Commission on Human Rights
Carter G. Woodson is chosen as the 48th Great Black Kentuckian
The Kentucky Commission on Human Rights announces the 48th Great Black Kentuckian, Carter G. Woodson.
The Gallery of Great Black Kentuckians is the commission biographical poster series used statewide by schools and libraries. Great Black Kentuckians are role models or people significant to Kentucky history that may have been left out of traditional histories. The commission unveiled the poster last week at Berea College. See the poster attached.
Carter Woodson was an African American historian, author, and journalist. He was one of the first scholars to study Black History. Dr. Woodson, a Berea College graduate, is known as the Father of Black History because he helped initiate U.S. Black History Week, which is now U.S. Black History Month. He was founder and editor of the Journal of Negro History in 1916. He was a member of the first black fraternity Sigma Pi Phi and a member of Omega Psi Phi.

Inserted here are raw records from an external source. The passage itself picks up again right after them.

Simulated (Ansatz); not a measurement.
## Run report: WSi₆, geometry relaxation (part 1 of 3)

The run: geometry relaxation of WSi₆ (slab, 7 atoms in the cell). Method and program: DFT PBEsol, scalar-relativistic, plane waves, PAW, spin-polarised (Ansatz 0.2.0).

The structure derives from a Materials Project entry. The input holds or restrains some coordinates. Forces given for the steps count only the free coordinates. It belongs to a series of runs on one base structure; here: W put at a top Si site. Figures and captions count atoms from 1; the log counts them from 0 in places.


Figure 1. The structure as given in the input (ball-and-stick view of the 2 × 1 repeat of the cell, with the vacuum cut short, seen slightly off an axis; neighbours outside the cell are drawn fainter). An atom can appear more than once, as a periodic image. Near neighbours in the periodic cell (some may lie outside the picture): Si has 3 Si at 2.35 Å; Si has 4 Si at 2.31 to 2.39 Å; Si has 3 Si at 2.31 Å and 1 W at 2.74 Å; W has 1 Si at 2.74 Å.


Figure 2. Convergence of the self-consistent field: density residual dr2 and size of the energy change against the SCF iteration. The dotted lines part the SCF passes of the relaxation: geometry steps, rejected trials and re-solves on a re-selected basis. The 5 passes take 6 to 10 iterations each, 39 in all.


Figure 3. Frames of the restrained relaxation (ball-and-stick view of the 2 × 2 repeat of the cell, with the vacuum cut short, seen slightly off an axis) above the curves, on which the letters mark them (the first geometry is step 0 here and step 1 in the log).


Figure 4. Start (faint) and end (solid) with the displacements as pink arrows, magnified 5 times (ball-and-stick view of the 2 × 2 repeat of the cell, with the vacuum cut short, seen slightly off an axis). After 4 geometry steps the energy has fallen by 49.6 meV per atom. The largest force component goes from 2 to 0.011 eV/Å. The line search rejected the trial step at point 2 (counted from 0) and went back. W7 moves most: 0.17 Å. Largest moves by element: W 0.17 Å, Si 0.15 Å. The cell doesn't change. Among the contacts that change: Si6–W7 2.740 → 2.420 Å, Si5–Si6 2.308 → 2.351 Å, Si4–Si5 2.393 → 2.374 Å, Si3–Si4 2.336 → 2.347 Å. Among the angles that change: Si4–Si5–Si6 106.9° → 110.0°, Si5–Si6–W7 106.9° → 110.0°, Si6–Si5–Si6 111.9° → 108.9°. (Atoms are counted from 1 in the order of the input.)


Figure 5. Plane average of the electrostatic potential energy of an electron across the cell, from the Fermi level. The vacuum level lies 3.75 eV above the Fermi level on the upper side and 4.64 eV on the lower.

Woodson was born on Dec. 19, 1875, in New Canton, Va., and was the son of former slaves. As a young man, he moved to Kentucky to work in the coalmines, and was able to devote only a few months a year to school. In 1895, at age 20, he entered Douglass High School in Fayette County, Ky., where he earned his diploma in less than two years. From 1897 to 1900, he taught at the school, and in 1900, he became its principal. In 1903, he earned a bachelor’s degree in Literature with honors from Berea College, the first school in the South to admit students of every race and both genders on an equal basis. The school was founded in 1855 by abolitionist John Gregg Fee, a Kentucky slaveholder’s son. In 1908, Woodson went on to earn a master’s degree in European history from the University of Chicago and, in 1912, he earned a doctorate from Harvard University. He was the second African American, after W. E. Du Bois, to earn a doctorate in history from Harvard and the first person of enslaved parents to receive a Ph.D. in America.
He studied at the Sorbonne in Paris. He served as the dean of Howard University’s School of Liberal Arts (1919-20), and of the West Virginia State College West Virginia Collegiate Institute (1920-22). He founded and was president of Associated Publishers to produce books on black culture. He published many books and articles during his lifetime including the books, The Negro in History and The Mis-Education of the Negro. In 1984, he was commemorated on a U.S. postage stamp.
Woodson is most known for his association with Black History Month, which derived from Negro History Week, so named by his fraternity Omega Psi Phi. The group selected a week in February dedicated to celebrate the achievements of blacks. Through Woodson’s promotion of the celebration, its observance gained in popularity. In the 1960s, what was once a week of recognizing outstanding achievements of black Americans in science, literature, and the arts was expanded to a month. In 1976, it officially became “U.S. Black History Month.”
The Carter G. Woodson Institute for Afro-American and African American Studies at the University of Virginia was named in his honor. His hope was that widespread knowledge and the appreciation of history would help alleviate racial and economic discrimination. He dedicated his life to that cause.
The unique legacy of Kentucky’s imprint on Woodson’s life and the enduring importance Berea College places on Woodson is reflected in the form of its Carter G. Woodson Math and Science Institute, the Carter G. Woodson Professorship, and the Carter G. Woodson Student Service Award, which honors students for their commitment to academic excellence, service and interracial education. Dr. Woodson died in Washington, D. C., on April 3, 1950.
The Kentucky Commission on Human Rights is the state government agency that enforces the Kentucky Civil Rights Act and federal civil rights law. The commission will hold 50th anniversary events throughout 2010 in order to raise awareness of civil rights and equal opportunity in Kentucky.